Proving Statements On Triangle Congruence
A two-column proof is a method to prove statements using properties that justify each step. The properties are called reasons. There are two key components of any proof – statements and reasons.
Guide Questions Answer the following questions based on the activity above. 1.) How do you prove triangle congruence?
Angle-side-angle is a rule used to prove whether a given set of triangles are congruent. The ASA rule states that: If two angles and the included side of one triangle are equal to two angles and included side of another triangle, then the triangles are congruent
2.) Does the information you gathered in the activity beneficial in proving triangle congruence? Why?
Yes, because Congruent triangles are easy to identify when this can apply postulates, known as Side-Angle-Side (SAS), Angle-Side-Angle (ASA), Side-Side-Side (SSS), and theorem known as Angle-Angle-Side (AAS) in determining congruence in triangles.
3.) What congruence postulate did you use to prove that the two triangles are congruent?
The SSS Postulate tells us, If three sides of one triangle are congruent to three sides of another triangle, then the two triangles are congruent.

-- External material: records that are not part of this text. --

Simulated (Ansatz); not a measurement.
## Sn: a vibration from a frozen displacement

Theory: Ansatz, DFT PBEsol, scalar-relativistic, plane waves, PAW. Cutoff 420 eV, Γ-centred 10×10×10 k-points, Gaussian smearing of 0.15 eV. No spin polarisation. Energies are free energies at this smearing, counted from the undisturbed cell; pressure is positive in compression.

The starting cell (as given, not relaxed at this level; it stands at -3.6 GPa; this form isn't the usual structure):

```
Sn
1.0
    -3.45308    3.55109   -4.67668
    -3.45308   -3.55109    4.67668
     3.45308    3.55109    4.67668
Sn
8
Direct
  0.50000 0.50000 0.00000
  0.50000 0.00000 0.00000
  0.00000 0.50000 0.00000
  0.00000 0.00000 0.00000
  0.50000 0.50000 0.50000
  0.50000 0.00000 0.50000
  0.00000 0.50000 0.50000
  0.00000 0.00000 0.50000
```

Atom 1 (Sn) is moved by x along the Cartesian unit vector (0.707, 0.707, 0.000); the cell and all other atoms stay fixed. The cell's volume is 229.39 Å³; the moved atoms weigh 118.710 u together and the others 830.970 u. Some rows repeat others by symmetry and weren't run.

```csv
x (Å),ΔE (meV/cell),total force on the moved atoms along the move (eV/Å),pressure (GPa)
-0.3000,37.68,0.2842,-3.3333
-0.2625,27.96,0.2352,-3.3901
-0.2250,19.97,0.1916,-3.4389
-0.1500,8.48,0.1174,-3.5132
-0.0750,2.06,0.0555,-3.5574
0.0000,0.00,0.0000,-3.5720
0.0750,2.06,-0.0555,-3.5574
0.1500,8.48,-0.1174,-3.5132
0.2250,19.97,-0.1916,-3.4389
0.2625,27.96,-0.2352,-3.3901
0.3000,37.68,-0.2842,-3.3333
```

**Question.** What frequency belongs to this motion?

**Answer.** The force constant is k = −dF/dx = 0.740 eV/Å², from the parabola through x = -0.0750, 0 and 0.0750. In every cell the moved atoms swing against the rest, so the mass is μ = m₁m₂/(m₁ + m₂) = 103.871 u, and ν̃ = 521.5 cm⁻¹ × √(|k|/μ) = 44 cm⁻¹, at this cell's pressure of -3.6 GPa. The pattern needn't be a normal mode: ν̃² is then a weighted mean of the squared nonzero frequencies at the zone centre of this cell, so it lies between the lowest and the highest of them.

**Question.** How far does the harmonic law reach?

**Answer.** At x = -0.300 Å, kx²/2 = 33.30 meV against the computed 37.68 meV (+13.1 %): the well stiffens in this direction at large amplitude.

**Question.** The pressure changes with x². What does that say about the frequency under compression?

- What have you learned from the lesson?
If two sides and the included angle of one triangle are congruent to the corresponding parts of another triangle, the triangles are congruent. If two angles and the included side of one triangle are congruent to the corresponding parts of another triangle, the triangles are congruent.
- How can you apply it to real-life situation/s?
It will focus on proving statements on triangle congruence as well as in structural building involving triangles.